Sometimes I will read some old fliers from the early 2000s from desks that have been abandoned in this office for years talking about the legacy of Jim and how he was a hero amongst heroes.

Do you guys really think he was really that great of a founder? if you were around when he died, how did everyone react? was it like kim jong il dying in North Korea where everyone mourned for a week straight? (Just not at gunpoin
I was a PT Sup in the Atlanta Hub at the time and remember my FT Sort Mgr telling us he had passed away - he was actually kind of sad about it. I might have heard of Jim Casey but hadn't at that time been steeped in the whole Founders culture thing so I didn't realize his significance to UPS until a while after that.

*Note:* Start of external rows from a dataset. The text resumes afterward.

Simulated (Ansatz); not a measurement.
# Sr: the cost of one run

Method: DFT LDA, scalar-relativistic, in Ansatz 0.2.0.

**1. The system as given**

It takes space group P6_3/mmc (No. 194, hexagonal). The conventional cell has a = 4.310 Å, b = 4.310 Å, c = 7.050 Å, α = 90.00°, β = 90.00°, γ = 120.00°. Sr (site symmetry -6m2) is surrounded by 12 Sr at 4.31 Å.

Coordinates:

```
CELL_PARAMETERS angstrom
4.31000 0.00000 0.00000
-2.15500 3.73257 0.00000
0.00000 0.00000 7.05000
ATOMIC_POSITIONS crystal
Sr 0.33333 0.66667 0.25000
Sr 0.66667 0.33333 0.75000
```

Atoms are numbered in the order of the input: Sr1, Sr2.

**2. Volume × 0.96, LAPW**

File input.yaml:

With regard to Founders Day - as of now all my trinkets/memorabilia is long gone. I'm a curmudgeon.
 

moldsporh

Well-Known Member
what was it like in UPS when Jim died?
I don't know, but want to speculate the loaders or sups didn't walk on customers' packages when moving through a package car, and they cared for customers more as a whole, and likely treated employees with respect instead of looking at them assuming we all steal time and manipulate the system. Not the ethical humans we are who come to work in a manner to keep our job so we can provide a lifestyle for our families. Instead they treat us like new inmates at a detention center looking for anything to give us a suspension or some type of dirt on our record.

I don't think they (mgmt) treat their friends, family, and neighbors the same. Guilty before innocent. Not all mgmt is that way, but it's a short list.